Bolivian activists have decided to begin a hunger strike to demand a ruling from the Supreme Electoral Tribunal (TSE) on whether or not to allow long-time authoritarian president Evo Morales to run in the presidential elections of 2019.
Olga Florez, one of the leaders of the strike, said that they want the TSE to determine “if the referendum of February 21, 2016 is going to be honored, or will not be honored”, in which the majority of Bolivian citizens voted against allowing Morales to run for an unprecedented (and unconstitutional) fourth term.
So far, the TSE has declared that both the referendum and the ruling of 2017 of the Constitutional Court (TC), which enabled Morales to re-election indefinitely, are binding, but have not explained how they would both be applicable for the next elections, and few days ago the electoral body issued a statement ratifying the schedule for the presidential primaries without giving further details on the Morales candidacy.
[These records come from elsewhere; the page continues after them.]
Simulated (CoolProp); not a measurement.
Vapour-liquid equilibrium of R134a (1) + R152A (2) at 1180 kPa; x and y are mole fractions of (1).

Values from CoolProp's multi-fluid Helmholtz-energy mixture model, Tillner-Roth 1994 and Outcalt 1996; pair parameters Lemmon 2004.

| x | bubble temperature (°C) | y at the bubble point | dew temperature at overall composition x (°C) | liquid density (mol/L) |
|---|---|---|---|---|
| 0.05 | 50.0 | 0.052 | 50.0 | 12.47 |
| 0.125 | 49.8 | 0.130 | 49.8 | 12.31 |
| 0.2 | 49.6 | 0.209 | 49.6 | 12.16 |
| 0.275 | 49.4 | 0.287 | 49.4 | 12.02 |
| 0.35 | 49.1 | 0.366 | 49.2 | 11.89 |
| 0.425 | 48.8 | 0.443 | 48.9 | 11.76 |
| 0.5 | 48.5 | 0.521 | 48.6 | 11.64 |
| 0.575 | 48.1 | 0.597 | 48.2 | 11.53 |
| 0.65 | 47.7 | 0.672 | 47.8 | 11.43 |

Given the lack of response from the TSE, the group of activists announced that they will remain on hunger strike, with tents and posters in front of the main headquarters of the electoral body, since this decision is of the utmost importance: so that the Bolivian people will know if the country really holds “clean elections.”
“I would prefer to die of hunger than to live in a dictatorship, I ask you to join with us for the love of democracy,” said the activist of the Todos Unidos platform and member of the Civic Committee of Cochabamba, Henry Rojas.
The struggle is not just for those on hunger strike
For now there are just five people who have joined the strike, but society and opposition politicians are still struggling to find a way to respect the popular will and give clear answers as to how to challenge the Morales regime, so it is expected that in the coming days and weeks, more people will join the cause.
“We will give our all to ensure that the popular will of the referendum of 2016 will be fulfilled. We will do this until the TSE fulfills its responsibility to respect the referendum, and issue a ruling against the presidential ticket which seeks to impose MAS (Morales’ ruling Movement to Socialism party),” said Vladimir Machicado, of the political movement “Bolivia said No.”
Also, Machicado warned that empowering Morales would generate a “terrible convulsion” in the country and would lead to the TSE members being prosecuted “morally and criminally” for failing to comply with the popular will of a referendum that they themselves organized.
“We demand that the Electoral Tribunal respect the political Constitution of the state and that its interpretations be a matter of the rule of law, not on a whim, nor at the convenience of the current government and of Mr. Evo Morales and Álvaro García Linera,” added Rojas.
Morales is a quintessential pillar of the “Pink Tide” which swept Latin America over the past fifteen years, along with other leftist luminaries such as Cristina Kirchner, Lula da Silva, Hugo Chavez, and Rafael Correa.
Morales is one of the few that still remains in power, although his popularity has waned, and he is increasingly viewed as authoritarian. He has won presidential elections in 2005, 2009, and 2014.
In 2005 he handily defeated former president Jorge Quiroga, 54% to 28%, and has since transformed Bolivian society, cultivating a cult-of-personality. He has proved popular with indigenous Bolivians, and defended the rights of coca growers, but has enjoyed an antagonistic relationship with the United States, and global financial institutions.
From all appearances, the court, which is packed with Evo loyalists, is unlikely to stand in the way of his fourth presidential term, despite the people of Bolivia opposing it in the 2016 referendum.